2. Auth Inconsistency on Command Endpoint. POST requires authentication. GET does not. The GET handler returns data that should be behind the same auth check. Classic oversight when adding methods to an existing route.

3. Path Traversal in File API. The file management API validates paths but not thoroughly enough. Relative path components (../) can escape the intended directory boundary. Not a remote exploit — requires authenticated access — but allows reading files outside the sandboxed directory.

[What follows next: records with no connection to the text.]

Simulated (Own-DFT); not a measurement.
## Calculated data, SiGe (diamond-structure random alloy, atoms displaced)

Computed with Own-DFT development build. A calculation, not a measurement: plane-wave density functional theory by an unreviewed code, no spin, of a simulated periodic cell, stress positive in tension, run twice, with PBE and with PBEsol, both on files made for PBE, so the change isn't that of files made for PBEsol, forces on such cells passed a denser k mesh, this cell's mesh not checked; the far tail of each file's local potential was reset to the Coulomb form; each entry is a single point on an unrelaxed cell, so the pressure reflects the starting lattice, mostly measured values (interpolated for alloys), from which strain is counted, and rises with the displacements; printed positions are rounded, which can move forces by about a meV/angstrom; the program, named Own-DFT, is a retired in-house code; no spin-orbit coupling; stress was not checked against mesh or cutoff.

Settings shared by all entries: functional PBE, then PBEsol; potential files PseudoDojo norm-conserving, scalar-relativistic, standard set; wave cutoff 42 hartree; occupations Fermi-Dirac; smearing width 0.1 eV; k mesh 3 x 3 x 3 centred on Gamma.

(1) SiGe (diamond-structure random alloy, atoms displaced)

4. SSRF in API Proxy. The proxy endpoint forwards requests to backend services. Without proper URL validation, it can be pointed at internal services, metadata endpoints, or loopback addresses. Server-side request forgery through a feature that's supposed to be helpful.

5. Demo Mode Auth Bypass. When demo mode is active, authentication checks are relaxed. If demo mode is accidentally enabled in production — or if the toggle is accessible to users — auth protections disappear.

6. Unsigned JWT Extraction. At least one code path reads JWT tokens without verifying the signature. The token's claims are trusted without proving they haven't been modified. This means a crafted JWT with elevated privileges could be accepted.


Docker: Root Is Not a User Strategy

Three Docker containers — lab-engine, audiobook-engine, argonaut — run as root. No USER directive in their Dockerfiles.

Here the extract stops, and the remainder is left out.